Why We Spy
For those who profess outrage at the use of the NSA's intercept program on international communications, the ABC news report on the trial of Zacarias Moussaoui explains why our intelligence services should not get hamstrung by the law-enforcement mentality when the US is under attack:
The number 050-520-9905 is what several of the 9/11 hijackers dialed to establish contact with Mustafa al Hawsawi, a senior al Qaeda member in the United Arab Emirates.Prosecutors said today that Hawsawi was one of the key financial contributors and travel coordinators for several of the 9/11 hijackers, and that the 9/11 investigation shows that Mohammed Atta was in regular contact with him in the weeks before the attack.
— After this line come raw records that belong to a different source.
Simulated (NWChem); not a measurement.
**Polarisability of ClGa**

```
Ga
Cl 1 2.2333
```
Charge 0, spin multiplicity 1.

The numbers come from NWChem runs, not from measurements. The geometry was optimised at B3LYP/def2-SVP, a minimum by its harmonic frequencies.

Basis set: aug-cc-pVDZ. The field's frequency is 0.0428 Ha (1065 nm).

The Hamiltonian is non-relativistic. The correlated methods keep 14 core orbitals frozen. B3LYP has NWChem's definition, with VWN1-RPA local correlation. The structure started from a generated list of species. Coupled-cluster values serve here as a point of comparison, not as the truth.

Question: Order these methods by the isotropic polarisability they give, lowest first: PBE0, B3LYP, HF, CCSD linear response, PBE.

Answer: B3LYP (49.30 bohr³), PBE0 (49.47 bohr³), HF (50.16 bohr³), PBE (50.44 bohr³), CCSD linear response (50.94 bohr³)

In laying out for the jury the specifics of how the 9/11 plot was hatched, prosecutors showed the jury a series of money transfer orders and records of calls to Hawsawi from Mohammed Atta, which he made using an AT&T calling card.
Radical Islamists had publicly declared their intention to strike at American interests at home and abroad at least since the mid-1990s. A series of attacks followed afterwards, including the bombings of two of our embassies and a suicide attack on the USS Cole, all of which fall very clearly into the category of "acts of war". Had the US actually adopted a war footing and started tracking international communications that involved countries known to harbor radical Islamists, we may have discovered the actors of the 9/11 plot before the attacks could occur. Combined with the information coming from Able Danger, it would have given counterterrorism intelligence a large jump on Atta and his cohorts.
Instead, to this day, we're still trying to fit counterterrorism intelligence into the law-enforcement mode with FISA and the substitutes offered by Congress today. And thanks to the New York Times, the NSA tracking and intercept program is likely dead as terrorists will choose alternate methods by which to activate their plans and their members.